It’s a good question. And while it’s often asked with a rhetorical flourish, a question about the role and nature of the public broadcaster in these highly polarized and partisan times, it’s a fair one.

Sometimes it seems questions like this are framed to cause doubt. To challenge what we have always felt. And while rhetorical questions are designed to be posed and not answered, I want to answer this one.

It’s important. Whose side is the ABC on?

Mark Scott
ABC Managing Director Mark Scott. Photo: AAP

Well in any team, you can be playing on the same side, but often you will be playing in a different position, with a different role and responsibility. You’re on the same side, but with a different job to do. You do your bit and you work together to make the team successful.

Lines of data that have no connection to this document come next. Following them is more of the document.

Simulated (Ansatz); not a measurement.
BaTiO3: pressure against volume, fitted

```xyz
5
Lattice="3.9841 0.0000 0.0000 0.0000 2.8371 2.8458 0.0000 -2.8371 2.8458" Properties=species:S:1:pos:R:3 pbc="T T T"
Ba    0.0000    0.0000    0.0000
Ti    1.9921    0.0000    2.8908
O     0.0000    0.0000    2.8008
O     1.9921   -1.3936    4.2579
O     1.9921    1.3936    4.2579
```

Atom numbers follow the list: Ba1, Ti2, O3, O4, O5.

The ABC is clearly Australian, it’s on the side of Australia. The A in ABC is for Australian. And the part we play, what we do for the side, is a vital one, central to our culture and our democracy – that of being an independent public broadcaster.

The ABC’s Charter covers our responsibility to Australians who live in this country and also Australians living overseas. Our wide, diverse programming reaches Australians everywhere across the land.

Inside the ABC, we talk about wanting to be the independent home of Australian conversations, culture and stories.
Central to the legislation establishing the Corporation is the independence of the public broadcaster. Funded by Government, accountable to the public for its performance, governed by a Board of eminent, independent Australians.

And of course, it’s precisely this independence that shapes the ABC as a public broadcaster, not a state broadcaster.
A state broadcaster is the communications arm of the Government. Its role is to communicate the messages of the Government—and certainly not to do anything that undermines the Government.

I hope no-one seriously wants the ABC to be a state broadcaster.

We know the examples. North Korea and Russia. China and Vietnam. There are many others.

The ABC Act does not envisage the ABC as another branch of Government public relations. Instead, it asks the ABC to provide an independent national broadcasting service. And the Board is asked to maintain that independence.

There are good reasons for independence from Government, just as there are good reasons for an independent judiciary.

Australians cherish freedom of expression, and they cherish debate. They cherish the role of the ABC in facilitating both.

When we were planning television in Australia sixty years ago, we came up with our own model, an Australian model that offered us the best of both worlds.

When it came to the public broadcasting side of it, we didn’t do what the British had done when they made the BBC a monopoly.

We didn’t do what the Americans had done, creating public television only later on, almost an afterthought of the Johnson presidency.

We didn’t do what Italy had done, with three national channels allocated to three leading political parties. Nor did we follow the French example, where the top jobs at the public broadcaster would change when the party in Government changed.

In Australia, when Governments change, we could change the public broadcasters with them, align them to more positively reflect the Government’s agenda, to do the Government’s bidding.

But you would have to change the ABC Act.

And you would have to destroy the ABC as we have known it for eight decades.

Instead, Australia has an independent ABC and that independence is key to its credibility. It’s why trust in the ABC is streets ahead of commercial media.

The history of the ABC is a history that shows the anger and frustration of Government at ABC broadcasts from time to time.
In my nearly nine years at the ABC, when we’ve had Governments both Labor and Liberal, there have been ABC stories that generated the wrath of the Government of the day. Monday’s Q&A is but the most recent example.

Of course there will be stories that frustrate politicians. Of course there will be coverage that’s not of their choosing. But my experience has been that most politicians have understood the importance of the independence of the public broadcaster from political pressure and interference. It’s a mark of the maturity of our democracy.

Most—though some, aren’t reluctant to turn up the heat now and again to see what happens.

Long may that independence continue.